Guaranteed referral. The revised rules propose that a beneficiary who objects to the religious character of a provider will have the right to be referred to another provider. The other provider should be accessible, equivalent in quality, federally supported, and able to accept another beneficiary. (The right does not apply in USAID programs; overseas, it is unlikely that another federally funded service provider will be accessible nearby.) The alternative provider can be another religious organization unless the beneficiary will only accept a secular organization. If, after a fair effort, the original provider cannot locate a suitable alternative, the duty is transferred to the government agency that is funding the service.
Note that the Equal Treatment rules already state that a beneficiary cannot be turned away for religious reasons by a service provider and cannot be required to engage in religious activities. The guaranteed alternative, which currently exists in some federal programs governed by Charitable Choice, is a super-protection. Indeed, the NPRMs note that the federal government is unaware of any beneficiary ever having evoked the right in any of those Charitable Choice programs.
The Administration suggests that the referral right, if ever exercised, will require of a faith-based organization at most two hours of effort to identify a suitable alternative for the beneficiary. That might be a serious under-estimate. Faith-based organizations can submit alternative estimates. An oddity: voucher-type programs give beneficiaries a choice of provider to start with, and yet, perhaps due to a lack of care in drafting the proposals, only some of the draft NPRMs say that the referral duty will not apply in voucher-type programs.
Notice of beneficiary rights. The draft regulations would add a new requirement that faith-based organizations provide to beneficiaries in grant- and contract-funded programs a written notice of their religious rights: no religious discrimination when seeking and receiving services, no required participation in explicitly religious activities, and the right to an alternative provider. A sample written notice is provided.
“Direct” and “indirect” federal funding. The draft rules carefully distinguish between “direct” federal funding, where the government designates the provider that will serve the beneficiary, and “indirect” funding, where the beneficiary can choose among several providers, including a secular option, after which the government pays the chosen provider. This is an important distinction, as the NPRMs note, because when the funding is indirect, religion can be infused into the federally funded services. The NPRMs also note that funding for chaplains and for organizations supporting the work of chaplains, e.g., in prison settings, is not to be regarded as “direct” funding that cannot be used for “explicitly” religious activities. The government funds chaplains, after all, so that people kept from their normal religious activities due to government restrictions (prison, the military), can enjoy their constitutional right to religious exercise.

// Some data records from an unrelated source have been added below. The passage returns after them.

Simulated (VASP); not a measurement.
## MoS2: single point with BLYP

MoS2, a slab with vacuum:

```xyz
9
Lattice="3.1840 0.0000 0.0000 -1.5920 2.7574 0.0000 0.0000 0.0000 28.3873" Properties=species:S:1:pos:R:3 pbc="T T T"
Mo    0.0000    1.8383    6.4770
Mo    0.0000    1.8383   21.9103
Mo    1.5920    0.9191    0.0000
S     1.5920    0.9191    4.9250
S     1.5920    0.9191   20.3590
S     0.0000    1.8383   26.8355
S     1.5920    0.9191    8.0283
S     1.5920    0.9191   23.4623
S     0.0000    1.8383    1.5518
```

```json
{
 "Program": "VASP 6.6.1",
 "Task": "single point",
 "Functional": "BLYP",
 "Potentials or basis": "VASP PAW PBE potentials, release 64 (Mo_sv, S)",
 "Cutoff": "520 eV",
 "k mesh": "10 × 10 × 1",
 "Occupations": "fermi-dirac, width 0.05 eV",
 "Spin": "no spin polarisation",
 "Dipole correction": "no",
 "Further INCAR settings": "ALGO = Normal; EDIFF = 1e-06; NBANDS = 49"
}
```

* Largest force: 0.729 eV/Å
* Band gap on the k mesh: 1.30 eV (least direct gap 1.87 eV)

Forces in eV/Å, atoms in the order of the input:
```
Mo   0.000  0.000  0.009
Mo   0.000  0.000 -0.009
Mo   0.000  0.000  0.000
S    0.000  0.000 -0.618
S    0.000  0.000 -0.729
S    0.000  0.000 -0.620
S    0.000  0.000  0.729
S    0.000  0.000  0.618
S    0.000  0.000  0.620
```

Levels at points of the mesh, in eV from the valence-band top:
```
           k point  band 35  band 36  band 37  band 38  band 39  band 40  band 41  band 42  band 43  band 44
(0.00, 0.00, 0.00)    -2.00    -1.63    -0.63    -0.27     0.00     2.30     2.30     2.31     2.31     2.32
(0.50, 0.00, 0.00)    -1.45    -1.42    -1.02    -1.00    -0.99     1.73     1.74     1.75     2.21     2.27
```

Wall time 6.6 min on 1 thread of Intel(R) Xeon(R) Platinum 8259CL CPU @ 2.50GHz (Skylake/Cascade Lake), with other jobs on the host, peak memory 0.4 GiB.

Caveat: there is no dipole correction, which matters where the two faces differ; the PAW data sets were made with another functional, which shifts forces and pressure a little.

Protections for providers’ religious identity. The Equal Treatment regulations already include a host of protections for the religious character of faith-based organizations, such as the right to an equal opportunity with secular organizations to compete for funding; the freedom to maintain a religious name and mission statement, a religious governing board, and religious symbols in the space where federally funded services will be offered; and the right to offer explicitly religious activities (but separately from directly funded services). The regulations also emphasize that a religious organization does not give up its right to consider religion when hiring simply because it accepts federal funds (although some federal funding programs do ban religious job discrimination).
All of these protections are left intact by the proposed changes. In several NPRMs, the Equal Treatment regulations are reorganized, and so these various protections are explicitly restated in the newly revised pattern—including the right (unless specifically limited by another law) to hire by religion. Although some advocacy groups have criticized the administration for not using these revisions as an opportunity to ban religious hiring, the administration instead defends the freedom, e.g., in the Homeland Security NPRM.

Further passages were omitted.